Orthogonal projection and bases

Question

Let $P: \mathbb R^3\to \mathbb R^3$ is orthogonal projection on $x\mathbb Oy$ plane:

a)Prove that is linear transformation

b)Find a matrix of $P$ using standard base.

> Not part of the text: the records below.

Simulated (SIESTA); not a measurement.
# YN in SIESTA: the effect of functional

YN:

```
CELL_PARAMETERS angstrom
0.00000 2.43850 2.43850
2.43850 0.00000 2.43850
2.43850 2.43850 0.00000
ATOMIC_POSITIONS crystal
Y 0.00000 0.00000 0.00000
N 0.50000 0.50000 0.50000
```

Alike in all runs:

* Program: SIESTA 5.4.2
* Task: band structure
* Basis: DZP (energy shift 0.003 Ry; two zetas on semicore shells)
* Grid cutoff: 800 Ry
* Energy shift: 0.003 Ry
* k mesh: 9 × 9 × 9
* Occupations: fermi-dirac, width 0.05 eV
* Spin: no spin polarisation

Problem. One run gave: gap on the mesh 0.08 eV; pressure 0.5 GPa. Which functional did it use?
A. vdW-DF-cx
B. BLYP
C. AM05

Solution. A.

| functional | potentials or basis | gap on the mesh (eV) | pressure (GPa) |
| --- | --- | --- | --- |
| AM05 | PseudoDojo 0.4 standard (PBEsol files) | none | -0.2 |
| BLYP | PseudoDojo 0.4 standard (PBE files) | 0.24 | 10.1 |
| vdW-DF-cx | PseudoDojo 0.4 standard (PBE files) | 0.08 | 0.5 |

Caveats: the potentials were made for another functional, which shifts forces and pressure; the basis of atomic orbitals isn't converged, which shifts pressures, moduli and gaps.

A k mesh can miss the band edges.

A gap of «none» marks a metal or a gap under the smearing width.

c)Find matrix of that linear transformation using base $B=\{(1,0,1,),(1,1,0),(1,1,1)\}$

For a) I know, but for b) that is $P(e_1)=e_1$, $P(e_2)=e_2$, $P(e_3)=0$, so matrix P is

$\begin{bmatrix} 1 &0 &0\\ 0& 1& 0\\ 0& 0& 0 \end{bmatrix}$

and for c)

If I use formula $P=S^{-1}P´S,$

where

$S^{-1}=\begin{bmatrix} 1& 1& 1\\ 0& 1& 1\\ 1& 0& 1 \end{bmatrix}$

$S=\begin{bmatrix} 1& -1& 0\\ 1& 0& -1\\ -1& 1& 1 \end{bmatrix}$

so $SPS^{-1}=P´$ ¨ then $P´=\begin{bmatrix} 1& 0& 0\\ 1& 1& 1\\ -1& 0& 0 \end{bmatrix}$

is this ok?

Answer 1

It seems all correct, indeed also for point "c" we have that

$$S^{-1}=\begin{bmatrix} 1& 1& 1\\ 0& 1& 1\\ 1& 0& 1 \end{bmatrix}$$

represents the change of basis from the new basis to the standard one therefore we have

$$P'=SPS^{-1}$$

Answer 2

Almost OK, but it's rather with $S$ and $S^{-1}$ exchanged.
If $B$ denotes the matrix with the new basis as column vectors, $PB$ will produce their images under $P$, coordinated in the standard basis, and $B^{-1}$ of this will turn them to coordinates in the new basis.

Answer 3

Well, I haven't seen the notation $x\mathbb Oy$ before, but I guess I can figure it out from context.

For part (c), you can you change of basis, or you can just work it out from its action. Let $B=\{b_1,b_2,b_3\}$. Then $P(b_1)= (1,0,0)= b_1+b_2-b_3$. So $P(b_1)$, written in terms of the basis $B$, is $(1,1,-1)$. $P(b_2)=0b_1+b_2+0b_3 \rightarrow (0,1,0)$. $P(b_3)$ is also just $b_2$, or $(0,1,0)$. So to create the matrix representation of $P$, we just take those as columns vectors:

$P=\begin{bmatrix} 1& 0& 0\\ 1& 1& 1\\ -1& 0& 0 \end{bmatrix}$

Note that there's a difference between "the matrix of P" and "the matrix P". $P$ is not a matrix, it's a linear operator. In the standard basis, it's represented by the matrix

$\begin{bmatrix} 1 &0 &0\\ 0& 1& 0\\ 0& 0& 0 \end{bmatrix}$

but as this question shows, $P$ is represented by a different matrix in a different basis, so we need to distinguish between the two.